Whilst it is widely accepted that getting your Will written is vital to protect your assets and look after those you love, sadly a Will does nothing to help if you become incapacitated. For that you need something called A Lasting Power of Attorney (LPA). Whether, you are young or old, the possibility of suffering temporary or permanent incapacity through age, illness or accident shouldn’t be discounted. Even the young and healthy can be struck down unexpectedly but what exactly is A Lasting Power of Attorney and what happens if you lose capacity without having had one prepared?
What is an LPA?
In basic terms a Will is a legal document that expresses your wishes should you die. You express your wishes through a Lasting Power of Attorney should you lose capacity under The Mental Capacity Act 2005. Although you must draw them up when you have the mental capacity to do it.
There are two documents, one which deals with your Health and Welfare (LPAHW) and one your Property and Affairs (LPAPA) and they replaced the previous Enduring Power of Attorney in 2007.
What do they do?
The main function of these documents is to appoint your Attorneys, who are the people you trust the most to look after you. Your Attorneys are normally close relatives or friends. They legally have to act in your best interests at all times and not in their own. They will only make these sorts of decisions if you become unable to make them yourself.

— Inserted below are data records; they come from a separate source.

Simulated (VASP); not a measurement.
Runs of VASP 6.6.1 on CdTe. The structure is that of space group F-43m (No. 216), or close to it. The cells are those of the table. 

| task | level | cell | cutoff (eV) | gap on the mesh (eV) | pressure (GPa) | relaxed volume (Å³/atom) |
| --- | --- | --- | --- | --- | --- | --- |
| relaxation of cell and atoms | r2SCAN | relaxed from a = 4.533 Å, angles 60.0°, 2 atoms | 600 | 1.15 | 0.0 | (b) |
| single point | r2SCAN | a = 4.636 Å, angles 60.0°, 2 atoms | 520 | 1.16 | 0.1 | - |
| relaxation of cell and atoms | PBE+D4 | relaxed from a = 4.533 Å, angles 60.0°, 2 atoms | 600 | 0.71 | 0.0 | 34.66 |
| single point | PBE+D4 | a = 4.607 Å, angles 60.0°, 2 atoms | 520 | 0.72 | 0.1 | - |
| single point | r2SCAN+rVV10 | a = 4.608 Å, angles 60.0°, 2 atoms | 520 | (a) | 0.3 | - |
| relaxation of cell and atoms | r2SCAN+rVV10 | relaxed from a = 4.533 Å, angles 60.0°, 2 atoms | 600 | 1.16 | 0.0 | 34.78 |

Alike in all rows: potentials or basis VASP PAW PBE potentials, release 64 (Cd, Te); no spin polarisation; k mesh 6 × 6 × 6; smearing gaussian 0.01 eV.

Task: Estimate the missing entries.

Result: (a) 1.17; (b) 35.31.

How many Attorneys can I have?
There are no limits to the amount of Attorneys you can have and you can have them work together or separately. For example you may choose to appoint your spouse and adult children. Realistically though it begins to get a bit complicated if you have more than four. You can also appoint some spare or replacement Attorneys. They would act if the main Attorneys become unable or are unwilling to act.
You are also able to place restrictions or give guidance within the documents. For example, you may only want an Attorney to act in certain areas of your finances but not in others. You may wish to restrict any decision to give or refuse life sustaining treatment.
Do I need to register Lasting Powers of Attorney?
Yes, once prepared you can choose to register your LPA with the Office of the Public Guardian (OPG) immediately. Or if you ever lost capacity your Attorneys would then be able to register them and would be able to look after your finances and welfare according to your instructions contained within the documents. Registration can take six weeks or more. Once registered your Attorneys are able to make the important decisions knowing you and how you would like to be cared for and financially supported.
What if I don’t have LPAs and I lose capacity?
Unfortunately, should you lose capacity and not have these documents prepared then the process is more complicated and vastly more expensive.
First of all, any personal accounts you hold even in joint names are frozen. Decisions about your care and welfare will fall into the hands of Social Services. Your loved ones would then need to apply to get limited powers to The Court of Protection. Going through the courts for any reason is a long drawn out and expensive process. Applying to the Court of Protection is no different; normally costing many thousands.
If and when the court grants the authority, your loved ones could become Deputies. This would grant them limited powers to manage your affairs under supervision from the court. This court is notoriously secretive and presides over more than 20,000 cases a year. So it can be extremely slow.
The only way to ensure that the people who care for you most are able to act in your best interests unhindered is to draw up your Lasting Powers of Attorney documents whilst you still retain capacity. The government has been urging you to get them drafted while you have capacity.
Where do I start?
The process of getting a Lasting Power of Attorney drawn up can be a little daunting for many people. That’s why it’s worth considering engaging the services of a professional. An LPA is a legal document and therefore it is vital there are no errors. If there are mistakes the document can be rejected by the OPG. If you no longer have capacity at this stage then the document cannot be used and you won’t be able to make a new one.
The Office of the Public Guardian charge a registration fee of £82 but some exemptions do apply. To draw up a single LPA document I charge £350 and normally take instructions at the same time as your Will. You will need to know who you would like as your Attorney or Attorneys and have a good friend who knows you well who is happy to sign to say that you have capacity; this role is called the Certificate Provider.
One thing is certain when you draw up your Lasting Power of Attorney documents you will have the piece of mind of knowing that should fate deliver an unexpected blow your friends and family will be able to look after your best interests until you recover.